Is Love a Legacy that you will leave?
When I was a little boy I learned early certain lessons and biases that had been ingrained in my folks’ upbringing. One was about communicating love. My parents definitely loved me and I knew it. They told me and showed me with frequency and in ways that were very clear. But the unspoken lesson was that we didn’t express love for people outside of a small private group of people, mostly relatives. It just wasn’t done and especially if one was a male. We just sort of expected others to assume we loved them.
I actually didn’t learn differently until I was in my mid to late 50’s. I, of course, had no problem telling girlfriends that I loved them; but that’s not the same as telling it to a group of people all at once, or to a good guy-friend, or to just communicating love in general.

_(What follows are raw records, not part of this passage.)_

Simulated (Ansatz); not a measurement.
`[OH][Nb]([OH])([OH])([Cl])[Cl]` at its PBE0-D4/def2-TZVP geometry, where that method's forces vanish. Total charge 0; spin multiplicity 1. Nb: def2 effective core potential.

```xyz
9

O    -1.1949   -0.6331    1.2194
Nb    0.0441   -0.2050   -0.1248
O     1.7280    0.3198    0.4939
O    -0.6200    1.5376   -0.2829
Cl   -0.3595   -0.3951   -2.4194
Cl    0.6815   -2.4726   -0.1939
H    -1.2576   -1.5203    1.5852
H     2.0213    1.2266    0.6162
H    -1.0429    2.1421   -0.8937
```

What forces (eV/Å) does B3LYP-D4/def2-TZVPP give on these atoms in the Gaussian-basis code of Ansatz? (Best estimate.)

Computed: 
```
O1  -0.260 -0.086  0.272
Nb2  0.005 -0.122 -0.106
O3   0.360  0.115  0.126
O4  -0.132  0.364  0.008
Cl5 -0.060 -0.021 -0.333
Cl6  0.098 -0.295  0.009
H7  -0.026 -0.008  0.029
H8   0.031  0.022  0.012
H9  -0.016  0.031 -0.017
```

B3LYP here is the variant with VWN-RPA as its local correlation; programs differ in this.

Love has to be expressed or published somehow or it really doesn’t exist other than to just lay there. I guess I remember in the 6th grade being overwhelming in love with a little girl who didn’t know I existed and didn’t care. That hurt. But I didn’t tell her so she didn’t know and didn’t have the option to do with that information what she wanted. But that isn’t the same thing. I think we’re talking about the positive results, the energy that is released, when we “out-loud” communicate our love. The act of communicating positive emotion, of intending to uplift someone, is almost enough by itself. It matters less how we do that expressing or even when. Without the communication itself, it just isn’t there as far as the rest of the world is concerned. John A. Warnick has written a nice article on this and it’s worth your time to tune in. http://johnawarnick.typepad.com/seedlings/2013/07/the-calculus-of-love-a-formula-for-enduring-legacies.html
I can think of dozens of times over my lifetime when I knew I needed to say, “I love you.” But I rarely did. I wonder if the other people even knew I did. I wonder what would have been different in my life if I had. If I had made it a habit, I am pretty sure lots and lots of things would have been different.
As an adult, I once told my best friend that I loved him. I knew it was safe because he had no problem telling me that. But, after saying it, I felt pretty uncomfortable—he didn’t. I learned it was okay, although that didn’t make much difference at the time.
How many out there remember hearing a friend say, “You know, my Dad died last month and what I am grieving most is that I don’t remember him ever saying he loved me or that he was proud of me. He expected me to win the 100 yard dash, but he never said he was proud when I did. I feel a terrible loss.”
You and I know that in most cases Dad was in fact very proud and filled with love, but just wasn’t going to say it.